Today I'm feeling like I'm nothing more than here. I just spent the last hour watching Madonna videos on my computer. I love how modern technology gives you so many ways to screw around at work. Just think, when I first started working, the most I could do was play solitaire, now I can watch music videos. Woohoo. There's a stream of consciousness exercise I've done before in my writing workshops where you listen to music and write whatever comes to your mind. Let's try that right now and see what happens. I'm listening to music. Let's see what it inspires.
Sometimes when I"m jogging I imagine all the paths I could've taken in life. The funny thing about choices is that you only get to see one to the end when the possibilties are limitless. Take today for example: what happens tomorrow follows from what I do today. How many possible tomorrows are there? I wish we could have a television set that would play all the alternate endings to a life, just like a DVD special feature. I'm interested in the fork in the road. Where does it come in a day? Which second presents the possiblity for divergence? We all think our days are pretty predictable, and I guess they are for the most part, but one day the unexpected happens. I'm thinking of my uncle right now. He was up fixing his roof and had a heart attack and died. My aunt had gone to the store when he was on the roof and when she came back, he was on the ground with the neighbor trying to revive him with CPR. I think of my uncle waking up that morning. He figured he'd be putting his head down in the same spot from where he'd just lifted it, and that's not what happened. Who wakes up thinking this is the day I'm going to die?
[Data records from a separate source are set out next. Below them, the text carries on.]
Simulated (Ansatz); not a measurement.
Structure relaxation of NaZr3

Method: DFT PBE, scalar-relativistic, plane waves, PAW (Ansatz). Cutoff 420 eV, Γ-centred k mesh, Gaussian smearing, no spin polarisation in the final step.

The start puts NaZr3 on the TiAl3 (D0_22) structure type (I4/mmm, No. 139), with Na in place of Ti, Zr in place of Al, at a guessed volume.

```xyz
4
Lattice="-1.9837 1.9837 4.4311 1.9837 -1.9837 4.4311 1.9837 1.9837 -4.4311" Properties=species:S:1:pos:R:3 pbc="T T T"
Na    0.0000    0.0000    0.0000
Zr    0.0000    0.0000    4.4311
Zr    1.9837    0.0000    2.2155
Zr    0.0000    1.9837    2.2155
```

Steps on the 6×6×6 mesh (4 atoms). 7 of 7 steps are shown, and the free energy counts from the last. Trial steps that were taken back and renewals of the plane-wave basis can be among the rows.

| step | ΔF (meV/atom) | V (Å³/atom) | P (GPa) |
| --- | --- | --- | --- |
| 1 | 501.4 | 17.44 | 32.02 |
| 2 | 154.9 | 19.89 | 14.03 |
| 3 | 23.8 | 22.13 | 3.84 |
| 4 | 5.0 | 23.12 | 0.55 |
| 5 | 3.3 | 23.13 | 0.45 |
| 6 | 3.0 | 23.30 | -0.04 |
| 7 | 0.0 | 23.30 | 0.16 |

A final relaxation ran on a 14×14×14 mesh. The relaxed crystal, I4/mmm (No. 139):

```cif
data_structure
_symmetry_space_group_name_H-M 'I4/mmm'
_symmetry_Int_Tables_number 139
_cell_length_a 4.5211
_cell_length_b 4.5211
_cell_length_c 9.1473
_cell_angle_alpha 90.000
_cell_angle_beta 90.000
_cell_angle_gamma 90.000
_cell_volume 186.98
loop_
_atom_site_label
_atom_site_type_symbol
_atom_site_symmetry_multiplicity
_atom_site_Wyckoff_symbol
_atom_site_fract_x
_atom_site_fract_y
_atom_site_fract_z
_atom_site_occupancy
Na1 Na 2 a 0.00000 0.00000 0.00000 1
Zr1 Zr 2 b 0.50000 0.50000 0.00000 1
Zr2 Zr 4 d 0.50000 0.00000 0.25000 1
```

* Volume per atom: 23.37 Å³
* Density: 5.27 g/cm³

The other day a commercial came on for the Make a Wish Foundation and my daughter asked what it was. I told her it's an organization that gives wishes to sick children who will probably die and won't get the opportunity to make their wishes come true for themselves. She asked why they die and I told her they die because theire bodies can't keep going anymore. It made her really sad and she said kids don't deserve to die and I said, no they don't, but it happens. So many possible tomorrows and we spend so much time cursing the moment as if it's eternal, as if there's not the possibility for some new thing right around the corner.